Ethno-Global Indian Identity – Part 2

Last week, I showed that globalisation was the main driving force behind the formation of an ethno-global Indian identity. In this column, I will address the characteristics so associated with ethno-global Indian identity.

Since the 1950s, there have been concerted efforts to connect India with the Indian Caribbean. Ever since Indians were brought to the Caribbean in the nineteenth century, Indian Swamis and Muslim leaders from India have travelled to and lived in the Caribbean teaching and preaching Hindu and Islamic spiritually. These sentiments for a closer connection between the Caribbean and India were expressed through individual lectures, associations and the media such as the East Indian Association and the East Indian Weekly.

In recent times, there have been attempts by the Indian government to unite or at least connect Indian people with the Indian Diaspora – Pravasi Bharatiya Divas – or people of Indian origin – for their contributions to India.  January 9 was recommended as Pravasi Bharatiya Divas, the day Mahatma Gandhi returned from South Africa in 1910.

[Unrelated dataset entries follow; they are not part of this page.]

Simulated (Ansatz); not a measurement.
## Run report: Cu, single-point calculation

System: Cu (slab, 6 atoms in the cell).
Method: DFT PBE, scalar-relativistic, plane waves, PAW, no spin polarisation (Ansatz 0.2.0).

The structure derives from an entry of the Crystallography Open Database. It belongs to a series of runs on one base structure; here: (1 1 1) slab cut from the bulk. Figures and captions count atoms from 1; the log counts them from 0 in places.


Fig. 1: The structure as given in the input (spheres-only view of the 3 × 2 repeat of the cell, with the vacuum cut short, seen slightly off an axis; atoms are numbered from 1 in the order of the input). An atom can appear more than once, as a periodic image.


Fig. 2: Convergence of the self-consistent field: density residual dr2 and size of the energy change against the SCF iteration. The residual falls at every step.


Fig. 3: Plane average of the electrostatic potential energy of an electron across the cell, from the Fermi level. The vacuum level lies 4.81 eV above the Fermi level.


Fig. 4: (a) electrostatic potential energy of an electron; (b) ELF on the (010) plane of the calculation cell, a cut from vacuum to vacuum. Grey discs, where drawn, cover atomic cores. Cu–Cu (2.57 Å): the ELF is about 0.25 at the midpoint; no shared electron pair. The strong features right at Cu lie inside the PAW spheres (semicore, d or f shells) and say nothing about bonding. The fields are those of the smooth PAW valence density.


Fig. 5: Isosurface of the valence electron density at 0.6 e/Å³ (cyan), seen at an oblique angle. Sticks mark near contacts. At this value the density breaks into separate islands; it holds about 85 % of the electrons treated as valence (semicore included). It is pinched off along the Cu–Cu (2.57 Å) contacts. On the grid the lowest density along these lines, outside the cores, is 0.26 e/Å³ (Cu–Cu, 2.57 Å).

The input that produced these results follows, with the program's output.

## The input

Gandhi went to South Africa to challenge the injustices of the indenture system there. A number of top Indians officials –Bharrat Jagdeo and Basdeo Panday – from Caribbean have received awards for their stewardship associated with Pravasi Bharatiya Divas.

The Indian government has also granted dual citizenship to Indians in sixteen countries with large Indian populations, which interestingly excludes some Caribbean countries, although this position might have changed in recent times. The Indian government states that citizenship will be given to overseas Indians based on compatibility of the legal system in the countries they reside as well as certain requirements associated with the definition of dual citizenship.

The idea of granting dual citizenship to overseas Indians is intended to review emotional bonds that were lost during out-migration and to re-establish cultural, economic and spiritual links with India. The Indian government believes that all Indians, wherever they reside, constitute the global Indian family and efforts are skewed in that direction to promote a universal blood brother and sisterhood, especially in former indentured colonies where there appears to be a widespread nostalgia for things Indian.

This ethno-global identity is enhanced through travel agencies that offer pilgrimage packages to Indians in the diaspora to visit India. Likewise and in a sort of a natural exchange, Indian films (Bollywood) and Indian music continue to pour into the South Caribbean, which promotes and sustains an inadvertent Indo-Caribbean revitalisation movement sweeping through the region.

This movement is supported by continuous symposia and seminars, most noticeable in Trinidad. For the past two decades, there has been at least a yearly conference at the University West Indies in Trinidad on Indian issues. The primary motive behind these yearly conferences is to engage the Caribbean and the Indian Diaspora with India vis-à-vis on issues that affect Indians such as ethnic discrimination, ethnic conflict, ethnic identity, and so on.

Whenever Indians have met as a global family, be it for academic, cultural or human rights reasons, exchanges are at the highest level and they may even garner and galvanise substantial support to challenge forces that affect or violate them. No other organisation in the Indian global community has been so vocal than the Global Organisation of People of Indian Origin (GOPIO).

Over the years, GOPIO has organised conferences and have addressed issues like human rights abuse and economic empowerment among Indians around the world. I am not sure of GOPIO’s impact on Indians but this global organisation has certainly brought awareness to issues affecting Indians.

GOPIO aside, ethno-global Indian identity has in recent times assumed unique characteristics. Indian identity in Guyana, for example, has taken syncretic forms such as Indian-American as it adapts to the changing realties mainly due to economic, political and social challenges exacerbated by local, national, regional and global trends.

I believe that ethno-global Indian identity is made up of individuals whose histories have been interrupted, if not affected, by forces beyond their control. These individuals are marginally integrated in and outside of their homeland. There is amongst them an uncanny sort of cultural confusion. Many cannot return to a normal life without realising that they have been shaped by foreign ideas, realising that their feeling have been neither here nor there, or realising that they have been so much of the same but yet so different.

Their identity is claimed either from a position of marginality or in an attempt to regain the lost centre of gravity. These Indians when asked who are you, the individual reply generally is “I am simply an Indian.” These Indians, I argue, are realistically lost souls with a wondering and wandering identity.